Tropospheric Hot Spot- Why it does not exist...

[Wuwei]

WTF are you talking about? Heat is energy, it is measured in Joules. If it isn`t energy then what is it ?
And then "Furthermore radiatitive heat transfer by EM energy ". The adjective for radiate is radiative not "radiatitive".
Typical gibberish which clearly indicates that you are pretentious and have no idea what any of the terms you re-defined here actually mean.
Like this nonsense:"Entropy says nothing about the flow of energy one way or another"
Really?
That shows that you have no clue whatsoever.
Entropy is about the transfer of energy, as opposed to enthalpy which is the energy content of a system and not about the transfer of energy
Typical indicators that you are one of the science impostors grand standing here ! I bet anything that the moment your WiFi gets cut your "expertise" in physics goes poof in an instant.

Do you also believe that thermal radiation cannot emit from a colder object to a hotter one?

 

[Billy_Bob]

the whole point was that the AGW hypothesis is based on radiation from CO2...and it is built entirely on radiation and assumes that CO2 radiates all the energy it absorbs...it doesn't take convection or conduction even into consideration.....and the amount of energy that CO2 actually radiates as opposed to losing to conduction is about one billionth the amount of energy that the AGW hypothesis assumes that CO2 is radiating in all directions.

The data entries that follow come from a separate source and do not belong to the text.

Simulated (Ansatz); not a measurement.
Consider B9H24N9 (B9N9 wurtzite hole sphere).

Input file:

Water vapor is also triatomic and has the same type of vibration states as CO2. Do you use the same "logic" for water too? If it weren't for water vapor the entire earth would be near freezing.

CO2's primary absorption/emission band is 16-21um. Water Vapor is 6um to 65um. When we consider that water vapor dwarfs CO2 in concentration by a factor of 2,400 it becomes painfully obvious we have a gorilla in the room that can stop all of CO2's activity and not even breath hard.

 

[Wuwei]

You mean IR..which is exactly what radiative heat is..which is measured in joules and exposure to it is expressed in terms of joules per square meter?

Read it again. The diagram from the hyperphysics site I posted does not refer to IR. It refers to energy transfer using Freon (or whatever they use nowadays.)

 

[Wuwei]

You are a f'ing idiot.....did you not read what polar bear posted for you? Heat is energy...it is measured in joules...radiant exposure...which is, in fact, exposure to IR radiation is expressed in terms of joules per square meter....energy is energy you doofus...and all energy is governed by the second law of thermodynamics which says that it won't move spontaneously from cooler objects to warmer objects...

even when it is given to you in explicit terms, your mind won't allow you to read and understand the words.

Very good! You and polarbear can look up the units of energy. But you should cool down and don't blow a gasket. The units of energy are well known, but what you aren't considering is there are many forms of energy, not just heat. The subject is that thermal radiation (photon or EM energy) from any object is not impeded from striking any other object at any temperature.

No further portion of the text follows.